Boeing’s FCS Spin-offs Faces Struggles

by: Matthew Potter
January 14, 2011

Category: Boeing, Business Line, Companies, Congress, Department of Defense, development program, Events, Federal Budget Process, IT, production program, Proposal, Restructuring, SAIC, Services, U.S. Army | RSS 2.0

The U.S. Army’s Future Combat System (FCS) was to be their next family of battlefield vehicles as well as different communication and data link systems supported by unmanned ground and aerial vehicles. It would ultimately replace the current M1/M2 heavy armored team in use since the Eighties. The program was led by a team of Boeing (BA) and SAIC (SAIC).

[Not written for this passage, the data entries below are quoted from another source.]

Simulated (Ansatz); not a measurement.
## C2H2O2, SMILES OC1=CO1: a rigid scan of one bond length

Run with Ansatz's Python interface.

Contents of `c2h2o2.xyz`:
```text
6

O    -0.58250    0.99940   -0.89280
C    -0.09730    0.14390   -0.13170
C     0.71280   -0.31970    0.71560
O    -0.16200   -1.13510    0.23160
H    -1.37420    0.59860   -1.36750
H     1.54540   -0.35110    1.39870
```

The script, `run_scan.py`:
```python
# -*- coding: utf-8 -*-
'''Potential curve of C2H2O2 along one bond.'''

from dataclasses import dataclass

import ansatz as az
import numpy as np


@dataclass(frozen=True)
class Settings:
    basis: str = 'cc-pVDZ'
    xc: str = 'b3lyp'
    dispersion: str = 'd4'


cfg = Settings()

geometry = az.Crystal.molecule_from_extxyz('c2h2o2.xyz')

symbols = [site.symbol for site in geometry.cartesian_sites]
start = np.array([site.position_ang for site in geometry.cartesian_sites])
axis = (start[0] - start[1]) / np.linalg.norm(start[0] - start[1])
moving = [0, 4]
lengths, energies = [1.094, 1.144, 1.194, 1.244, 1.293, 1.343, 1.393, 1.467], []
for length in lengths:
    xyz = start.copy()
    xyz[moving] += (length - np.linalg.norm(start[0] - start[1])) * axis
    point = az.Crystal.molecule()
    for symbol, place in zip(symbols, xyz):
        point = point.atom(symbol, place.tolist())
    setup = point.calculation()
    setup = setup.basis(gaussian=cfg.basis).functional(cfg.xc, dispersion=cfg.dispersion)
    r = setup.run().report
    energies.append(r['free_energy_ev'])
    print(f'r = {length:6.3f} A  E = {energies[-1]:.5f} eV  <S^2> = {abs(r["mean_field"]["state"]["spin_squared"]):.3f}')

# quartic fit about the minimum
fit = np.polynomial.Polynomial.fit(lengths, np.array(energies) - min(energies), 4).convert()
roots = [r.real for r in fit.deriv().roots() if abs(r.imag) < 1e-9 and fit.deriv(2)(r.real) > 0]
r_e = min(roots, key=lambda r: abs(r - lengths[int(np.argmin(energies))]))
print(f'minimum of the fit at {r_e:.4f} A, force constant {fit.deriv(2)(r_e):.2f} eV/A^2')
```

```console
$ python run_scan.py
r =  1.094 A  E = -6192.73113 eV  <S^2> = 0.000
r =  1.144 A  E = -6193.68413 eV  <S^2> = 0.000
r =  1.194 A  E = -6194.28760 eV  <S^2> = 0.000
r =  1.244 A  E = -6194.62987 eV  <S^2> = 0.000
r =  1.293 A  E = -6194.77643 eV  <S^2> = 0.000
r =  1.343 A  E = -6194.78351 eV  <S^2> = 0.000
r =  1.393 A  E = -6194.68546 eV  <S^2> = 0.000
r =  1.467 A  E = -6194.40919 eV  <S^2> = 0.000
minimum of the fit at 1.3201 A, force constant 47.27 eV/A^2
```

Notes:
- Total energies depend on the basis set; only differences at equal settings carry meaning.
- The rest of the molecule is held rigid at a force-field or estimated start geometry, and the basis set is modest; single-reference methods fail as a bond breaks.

When the new Obama administration came in in 2008 one of its defense reforms led by Secretary of Defense Robert Gates was to cancel the program. This was due to cost and schedule issues and the fact that the requirements did not reflect the current combat conditions in Iraq and Afghanistan. While the main program was canceled some of its components were continued including Boeing’s Network Integration Kit.

This system is a data link used to connect vehicles within the brigade to aid them in monitoring the tactical situation. One of the key parts of FCS was to use advanced communications and C4ISR systems to improve battlefield knowledge and the Kit was a component of that.

Unfortunately the Defense Department has released results of recent testing of the Kit and it has not performed as well as they hoped. Although to be fair to Boeing and the Project Office the testing is early in the program and finding out issues like this is why testing is done.

The systems tested cost on average close to $1 million a vehicle kit and each brigade is supposed to get 81 of them. The price goal is less then half that. The testing will be part of the consideration of the Pentagon’s Defense Acquisition Board (DAB) as it meets to consider continuing the program.

Boeing is continuing development of the NIK and is currently building systems to equip one brigade. The Army is deciding whether to begin production of the two more sets for another two brigades.

In the current budgetary situation where the Pentagon is being squeezed to reduce funding programs that are having cost, schedule or performance issues may be easy targets to get cut. At the same time as with the EFV there remains requirements for these programs and ending this attempt may just be one step on to starting up another one.

If the NIK is canceled then the Army and Boeing will have little left to show for all of the time, effort and money spend on FCS.